Oil production in Iraq’s Kurdistan region is increasing, despite efforts by the central government in Baghdad to limit it and meet OPEC+ quotas.
The latest data from SOMO (State Oil Marketing Organization) show Iraq producing 4.33 million barrels per day (b/d) in July 2024, exceeding the imposed quota of 3.93 million b/d by 400,000 b/d.
This situation is creating growing tensions between the federal government and the Kurdistan Regional Government (KRG), with threats of cuts to the federal budget allocated to the Kurdish region if production levels are not adjusted.
Baghdad seeks to attract US investment in the gas sector
To offset these tensions and improve its economic position, Iraq is banking on the development of its gas sector.

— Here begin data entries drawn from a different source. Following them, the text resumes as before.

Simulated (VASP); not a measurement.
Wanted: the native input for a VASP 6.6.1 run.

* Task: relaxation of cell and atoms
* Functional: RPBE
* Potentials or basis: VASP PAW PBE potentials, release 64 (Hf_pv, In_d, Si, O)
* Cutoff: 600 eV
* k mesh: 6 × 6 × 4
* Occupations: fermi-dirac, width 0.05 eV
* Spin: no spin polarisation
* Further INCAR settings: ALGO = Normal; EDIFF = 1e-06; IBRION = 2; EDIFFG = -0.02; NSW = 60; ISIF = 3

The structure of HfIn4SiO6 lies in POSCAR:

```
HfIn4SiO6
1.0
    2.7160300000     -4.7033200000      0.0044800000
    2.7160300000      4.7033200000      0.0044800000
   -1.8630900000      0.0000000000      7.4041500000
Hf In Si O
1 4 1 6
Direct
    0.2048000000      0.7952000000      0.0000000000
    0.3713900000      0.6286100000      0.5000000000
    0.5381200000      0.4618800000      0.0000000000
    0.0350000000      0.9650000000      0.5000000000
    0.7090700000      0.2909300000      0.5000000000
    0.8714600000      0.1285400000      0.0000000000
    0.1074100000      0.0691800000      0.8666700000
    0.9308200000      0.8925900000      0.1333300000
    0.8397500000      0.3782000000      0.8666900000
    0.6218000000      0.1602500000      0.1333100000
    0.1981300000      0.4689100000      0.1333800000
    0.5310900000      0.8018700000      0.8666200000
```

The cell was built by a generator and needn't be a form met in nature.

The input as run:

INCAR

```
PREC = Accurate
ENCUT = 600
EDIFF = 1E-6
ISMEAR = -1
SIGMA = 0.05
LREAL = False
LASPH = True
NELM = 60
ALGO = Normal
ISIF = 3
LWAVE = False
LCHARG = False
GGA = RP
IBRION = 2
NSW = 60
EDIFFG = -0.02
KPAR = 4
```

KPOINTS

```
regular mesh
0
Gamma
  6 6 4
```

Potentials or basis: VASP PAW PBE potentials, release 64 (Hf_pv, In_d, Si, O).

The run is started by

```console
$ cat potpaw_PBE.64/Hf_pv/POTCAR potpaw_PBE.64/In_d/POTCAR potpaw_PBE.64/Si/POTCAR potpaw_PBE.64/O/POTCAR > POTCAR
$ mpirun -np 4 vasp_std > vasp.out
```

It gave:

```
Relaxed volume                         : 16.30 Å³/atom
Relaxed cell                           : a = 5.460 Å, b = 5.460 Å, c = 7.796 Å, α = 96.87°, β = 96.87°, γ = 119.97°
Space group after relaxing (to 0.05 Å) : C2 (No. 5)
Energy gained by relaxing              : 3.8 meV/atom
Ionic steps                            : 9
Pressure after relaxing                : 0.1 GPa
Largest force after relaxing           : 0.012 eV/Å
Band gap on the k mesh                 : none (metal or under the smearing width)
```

Oil Minister Hayan Abdel-Ghani has announced that he will present ten gas exploration blocks to American companies during a forthcoming visit to the United States.
This initiative comes after several licensing rounds in which the majority of available fields were awarded to Chinese companies, leaving blocks untapped.
The project aims to diversify Iraq’s energy partnerships and reduce dependence on gas imports, particularly from Iran, essential for supplying energy to power plants.
In addition, Iraq plans to launch a new gas project by the end of the year on the Al-Faihaa oil field in the south of the country, with an estimated production capacity of 125 million standard cubic feet (mscf).
This project is part of a wider strategy that also includes recent agreements to develop 13 oil and gas blocks, strengthening the local energy infrastructure.
Oil companies expand in Kurdistan despite restrictions
Meanwhile, oil companies operating in Kurdistan continue to expand their activities.
DNO, a Norwegian company, is mobilizing a new drilling rig at the Tawke site, increasing production to 79,800 b/d in the second quarter of 2024.
This expansion marks a significant recovery from previous slowdowns, although export constraints persist due to the closure of the pipeline to Turkey.
Other players such as Shamaran Petroleum and Gulf Keystone are adopting similar strategies, stepping up their trucking operations to move crude to the local market, compensating for the absence of regular exports.
Gulf Keystone reports an improvement in its financial situation and a return to positive cash flow for the first half of 2024, while adjusting its operations to market realities.
Implications for Iraq’s compliance with OPEC+ quotas
The surge in Kurdish oil production poses a direct challenge to Iraq’s efforts to meet its OPEC+ commitments.
SOMO disputes the production figures published by international companies in the Kurdistan region, believing them to be lower than announced.
This uncertainty makes it difficult to monitor total production and compliance with quotas, exacerbating tensions between Erbil and Baghdad.
In response to these difficulties, Baghdad stepped up the pressure on the KRG by reaffirming that any additional production above 46,000 b/d would have to be accompanied by payments to the federal government.
This measure is intended to deter any attempt by the KRG to increase production autonomously without coordination with the central government.
Domestic market and logistics challenges
Faced with the continuing closure of the pipeline to Ceyhan in Turkey, Kurdish producers are looking for alternatives on the domestic market.
Crude is sold locally at prices ranging from $28 to $40 a barrel, well below international tariffs.
Local refineries process crude oil into products such as diesel and gasoil, while some volumes are smuggled across the border into Iran and Syria.
Local authorities, meanwhile, are closing down illegal refining facilities and imposing environmental protection requirements on unlicensed refineries.
These actions demonstrate an attempt to regulate a local market that is increasingly diversified, but also difficult to control in a context of political and economic uncertainty.
Future strategies and geopolitical issues
The continued closure of the Kurdistan-Turkey pipeline and the uncertainties surrounding its reopening add to the complexity of Iraq’s energy situation.
A resumption of exports via this route could further complicate Iraq’s OPEC+ compliance efforts, creating a dilemma for Baghdad.
In this context, the approach of energy diversification and reducing import dependency by attracting US investment appears to be a pragmatic strategy for securing the country’s energy future.
Iraq’s energy challenges continue to evolve in an environment marked by internal rivalries and complex international dynamics.
Efforts to balance oil production, meet international commitments and attract new economic partners will define the country’s future trajectory on the global energy scene.